1 Ellenberg Reading
Please read the introduction to “How Not To Be Wrong” and answer the following questions.
- What was the overall population in the example using planes.
- Explain why some of the scientists and engineers were looking at the wrong sample of this population.
- What other issues of looking at the “wrong” population does this remind you of?
2 CES Sub-populations
Look at the columns of data available in CalEnviroscreen in the CES 4.0 Indicators Webpage You can also look at the CES 4.0 Data Dictionary in the Canvas course materials.
- Pick an outcome you are interested in the CalEnviroScreen data.
- Discuss why that outcome interests you.
- What subpopulations would you like to compare distributions of in this data?
- Why do you think those subpopulations are interesting to investigate? What question might the comparison answer?
3 Wheelan CLT Reading
Read Chapter 8 from Wheelan, Naked Statistics at this link. You can also use this link.
- What does the central limit theorem tell us?
- Come up with an example not present in the reading of the central limit theorem
4 CES Descriptive Statistics
Use your spreadsheet with the CES data.
- Compute the mean, median, and standard deviation of the asthma data and the PM2.5 data.
- Choose two other columns and compute these.

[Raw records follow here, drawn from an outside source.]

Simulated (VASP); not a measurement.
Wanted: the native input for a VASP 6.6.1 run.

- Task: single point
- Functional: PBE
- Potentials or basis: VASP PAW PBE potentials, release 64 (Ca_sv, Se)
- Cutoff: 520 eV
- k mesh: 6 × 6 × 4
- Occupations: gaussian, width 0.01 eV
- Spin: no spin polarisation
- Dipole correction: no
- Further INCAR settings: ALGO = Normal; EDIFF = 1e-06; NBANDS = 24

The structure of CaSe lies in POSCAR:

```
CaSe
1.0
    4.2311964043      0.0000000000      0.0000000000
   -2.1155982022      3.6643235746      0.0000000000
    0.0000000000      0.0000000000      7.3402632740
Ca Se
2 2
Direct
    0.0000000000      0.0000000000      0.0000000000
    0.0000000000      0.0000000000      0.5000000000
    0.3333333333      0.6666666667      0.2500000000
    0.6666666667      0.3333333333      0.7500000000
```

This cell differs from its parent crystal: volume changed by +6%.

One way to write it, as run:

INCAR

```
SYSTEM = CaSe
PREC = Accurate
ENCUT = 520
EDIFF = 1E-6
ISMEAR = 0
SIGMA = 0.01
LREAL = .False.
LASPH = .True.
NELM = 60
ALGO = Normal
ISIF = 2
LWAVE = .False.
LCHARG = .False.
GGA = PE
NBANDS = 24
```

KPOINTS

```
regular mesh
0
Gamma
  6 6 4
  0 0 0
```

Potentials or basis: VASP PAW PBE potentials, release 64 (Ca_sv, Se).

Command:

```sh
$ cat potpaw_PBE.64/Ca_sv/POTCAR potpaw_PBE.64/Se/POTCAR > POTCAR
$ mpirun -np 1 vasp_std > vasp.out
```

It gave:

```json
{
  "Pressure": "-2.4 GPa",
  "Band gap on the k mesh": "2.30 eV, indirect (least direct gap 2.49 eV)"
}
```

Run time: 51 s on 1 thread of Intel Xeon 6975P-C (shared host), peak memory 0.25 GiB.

- Place your results in a small table and take a screenshot.
5 Wheelan Inference Reading
Read Chapter 9 of Wheelan, Naked Statistics on Statistical Inference. You can find the reading at this link.
- Come up with your own example of a statistical inference
- What is a hypothesis you’d like to test? How would you state the null hypothesis?
- What difference are you looking for?
- How will you measure this quantitatively?
6 CES Subpopulation Spreadsheet Preparation
In this exercises, we will plan out a spreadsheet computation to find the difference in means between a CES indicator for an entire population and for a subpopulation. You can refer to the notes for a reminder of how the query to make a sample works.
Make a copy of the data at this link in your Google Drive account. (For this exercise, we’ll use the CES 3.0 data set.)
- Write your hypothesis and a null hypothesis you would like to test
- Choose a variable you are interested in and note the name and column
- Choose another variable to create a sample or subpopulation and note the name and column
- Describe the numerical condition you will use to create your subpopulation
- Describe, in words, the query you’ll use to create your subpopulation
- Briefly say why you chose your variable and subpopulation and what you expect to find
- Describe how you will compute the standard error from your population and subpopulation
7 Define Terms
In the upcoming class, we will quantify the likelihood that the differences in means you observed in assignment 6 could have occurred at random. In that context, define the following terms using your choices in assignment 6.
- total population
- subpopulation(s)
- population mean
- sample mean
- standard deviation
- standard error
8 CalEnviroScreen Subpopulation Spreadsheet
We are using the data from this link.
Use your example from exercise 6.
- Explain what your population mean and sample means are.
- What is the (numerical) difference between your sample mean and the population mean?
- Use the size of your sample to compute the standard error given your sample size.
- Compare the difference in means to the standard error and comment on how likely it is that your observed difference was by chance.
- Compute the mean and median of the population and the sample
- Attach screenshots showing the formulas you used.
Quiz 1
The standard error quantifies
- the spread of the population distribution
- the spread of the individual samples
- the spread of the averages of repeated samples
- none of the above
Quiz 2
You have measurements of a population. You select 10 samples of the population at random and take the average. You also select 100 samples of the population at random and take an average. Which of these is true?
- the average of 10 samples is likely to be closer to the mean than the average of 100
- the average of 100 samples is likely to be closer to the mean than the average of 10
- the average of 10 samples is closer to the population average than the average of 100
- the average of 100 samples is closer to the population average than the average of 10
- none of the above
Quiz 3
You take a sample with a size of N and measure each and take the average. You then take another sample, twice as large (2N) and take the average. Which are true?
- The standard error of the second sample is larger than the first.
- The standard error of the second sample is smaller than the first.
- The average of the second sample is larger than the first.
- The average of the second sample is smaller than the first.